The Space Shuttle Endeavour was damaged last week during liftoff when a piece of foam smacked the shuttle. Now NASA has a few choices and none of them are ideal.
The damage has penetrated through two heat tiles, which are 6 inches, by 6 inches in size and 1.12 inches thick. The impact of the shuttle and foam created a 3-by-2-inch hole that extends to the bottom of the tile. Under the tile are two more layers, a piece of thermal felt and, below that, the shuttle's aluminum skin, neither of which are currently damaged.
The foam that hit Endeavour was hardened by ice, which made the impact more damaging, according to sources at NASA.
There are nearly 32,000 heat tiles on each orbiter. They are made from extremely pure sand — 99.7 percent — that has been crushed into very small silica fibers and added to a ceramic binder. Heat tiles protect the shuttle when it re-enters Earth's atmosphere upon its return from space.
NASA has three options:
NASA astronauts have unwittingly flown home with damage before, but that is because before the Columbia mission in 2003, they had no way of knowing if a shuttle was damaged. Since then, the standards have changed.
Now, with news of the incident known around the world, NASA now must decide whether the crew should fly home on a damaged shuttle — teacher-turned-astronaut Barbara Morgan is on board.
NASA will run tests in the arc jet facility at Johnson Space Center in Houston to determine whether the damaged area will burn through on re-entry.
Spacewalking astronauts can repair the damage using one of three methods: using a heat-resistant paintlike substance; using a puttylike substance that can be caulked into the hole or by screwing on a plate over the damage.

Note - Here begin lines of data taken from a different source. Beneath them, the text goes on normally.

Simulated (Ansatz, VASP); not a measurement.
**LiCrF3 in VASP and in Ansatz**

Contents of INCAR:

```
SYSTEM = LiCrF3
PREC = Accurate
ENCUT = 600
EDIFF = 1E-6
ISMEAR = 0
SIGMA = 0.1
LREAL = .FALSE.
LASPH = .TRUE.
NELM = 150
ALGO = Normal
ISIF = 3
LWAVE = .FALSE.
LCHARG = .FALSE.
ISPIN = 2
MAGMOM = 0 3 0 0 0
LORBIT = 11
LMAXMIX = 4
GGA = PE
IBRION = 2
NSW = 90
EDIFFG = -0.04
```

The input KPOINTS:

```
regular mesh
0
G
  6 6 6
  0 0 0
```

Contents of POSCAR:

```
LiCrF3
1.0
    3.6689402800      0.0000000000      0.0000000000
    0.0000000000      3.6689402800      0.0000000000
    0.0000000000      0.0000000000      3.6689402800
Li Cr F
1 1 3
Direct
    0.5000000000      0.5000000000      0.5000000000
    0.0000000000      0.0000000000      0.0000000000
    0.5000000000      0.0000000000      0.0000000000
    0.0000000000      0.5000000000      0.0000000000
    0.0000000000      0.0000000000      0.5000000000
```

NASA's third option would allow Endeavour to remain docked to the space station, using the new power system to maintain the shuttle as long as possible. The crew is equipped with 68 days' worth of consumables and, in a highly unlikely scenario, the Shuttle Discovery could be launched Oct. 5 to rescue the stranded astronauts.
The big question for NASA, then, will be whether it wants to launch another shuttle with a known foam problem.